Stephen Decatur Smith
Assistant Professor, Music History and Theory
Stephen Decatur Smith’s research deals with twentieth-century musical modernism from a broad interdisciplinary perspective, constellating the history of music with the history of modern philosophy and the other arts. His musical interests focus on the Second Viennese School, as well as popular music and politics. His theoretical interests include psychoanalysis, phenomenology, vitalism, and the Frankfurt School.
Smith’s dissertation, “The Transfigured Flesh: Natural History in Adorno’s Musical Thought,” studies the ways in which Adorno’s philosophy of music is conditioned by his vision of an unending entwinement of human history and material nature. In music, it claims, Adorno sees an expression of natural transience figured as a condition of possibility and mortality at once.
Smith’s publications have appeared in Popular Music (an essay coauthored Martin Scherzinger) and theJournal of Music Theory (in a special issue studying the musical thought of Stanley Cavell, coedited by Smith and Brian Kane). Forthcoming publications will appear in the Contemporary Music Review and the Journal of the Royal Music Association. He has presented at conferences including the American Musicological Society, the Society for Music Theory, and the American Comparative Literature Association.
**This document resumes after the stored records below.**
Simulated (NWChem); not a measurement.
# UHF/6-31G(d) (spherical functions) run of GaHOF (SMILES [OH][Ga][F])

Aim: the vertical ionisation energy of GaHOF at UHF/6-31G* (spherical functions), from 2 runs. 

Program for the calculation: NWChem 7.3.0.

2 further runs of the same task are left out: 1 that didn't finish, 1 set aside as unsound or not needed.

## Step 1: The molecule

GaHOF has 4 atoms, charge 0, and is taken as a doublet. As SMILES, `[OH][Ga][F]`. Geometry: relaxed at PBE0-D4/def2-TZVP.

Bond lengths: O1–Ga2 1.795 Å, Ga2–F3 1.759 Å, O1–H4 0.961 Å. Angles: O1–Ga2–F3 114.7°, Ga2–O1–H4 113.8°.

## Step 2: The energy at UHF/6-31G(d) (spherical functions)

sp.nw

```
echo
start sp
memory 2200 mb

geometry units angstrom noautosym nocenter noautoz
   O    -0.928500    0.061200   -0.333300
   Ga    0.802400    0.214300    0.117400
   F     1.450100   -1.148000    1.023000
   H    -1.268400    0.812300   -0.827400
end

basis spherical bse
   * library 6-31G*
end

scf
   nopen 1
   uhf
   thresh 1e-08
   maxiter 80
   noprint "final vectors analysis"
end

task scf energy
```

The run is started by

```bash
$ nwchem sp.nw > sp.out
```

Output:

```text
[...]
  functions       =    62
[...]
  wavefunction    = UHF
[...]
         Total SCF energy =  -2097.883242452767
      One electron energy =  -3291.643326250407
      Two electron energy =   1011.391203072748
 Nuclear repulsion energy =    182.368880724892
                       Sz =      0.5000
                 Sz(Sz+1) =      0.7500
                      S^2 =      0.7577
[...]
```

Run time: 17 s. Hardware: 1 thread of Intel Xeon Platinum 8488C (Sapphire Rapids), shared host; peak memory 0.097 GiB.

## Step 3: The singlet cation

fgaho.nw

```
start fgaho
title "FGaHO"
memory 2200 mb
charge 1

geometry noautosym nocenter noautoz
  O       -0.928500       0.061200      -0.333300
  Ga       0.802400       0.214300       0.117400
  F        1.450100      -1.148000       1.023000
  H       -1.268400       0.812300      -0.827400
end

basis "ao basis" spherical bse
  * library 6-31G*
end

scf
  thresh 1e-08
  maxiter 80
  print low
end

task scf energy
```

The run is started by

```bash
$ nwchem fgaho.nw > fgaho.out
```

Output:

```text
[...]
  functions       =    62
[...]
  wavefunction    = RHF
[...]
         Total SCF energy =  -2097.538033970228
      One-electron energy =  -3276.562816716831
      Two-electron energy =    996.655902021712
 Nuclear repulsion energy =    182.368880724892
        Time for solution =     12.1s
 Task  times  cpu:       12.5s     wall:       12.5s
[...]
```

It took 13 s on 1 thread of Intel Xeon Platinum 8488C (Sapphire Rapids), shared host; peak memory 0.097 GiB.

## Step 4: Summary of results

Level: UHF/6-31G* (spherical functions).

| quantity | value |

Smith has also taught at NYU, where he received his PhD, and has received fellowships from NYU, the Foreign Language Area Studies Program of the US Department of Education, and the Deutscher Akademischer Austauschdienst. Since 2010, he has chaired the Music and Philosophy Study Group of the American Musicological Society, a dynamic new organization devoted to providing a forum for the many varieties of musicological work that deal with music and philosophy together.
At Stony Brook, Smith plans to teach courses on twentieth-century opera, the Second Viennese School, Adorno, music and twentieth-century philosophies of experience, and music and the shifting status of the human in twentieth-century culture.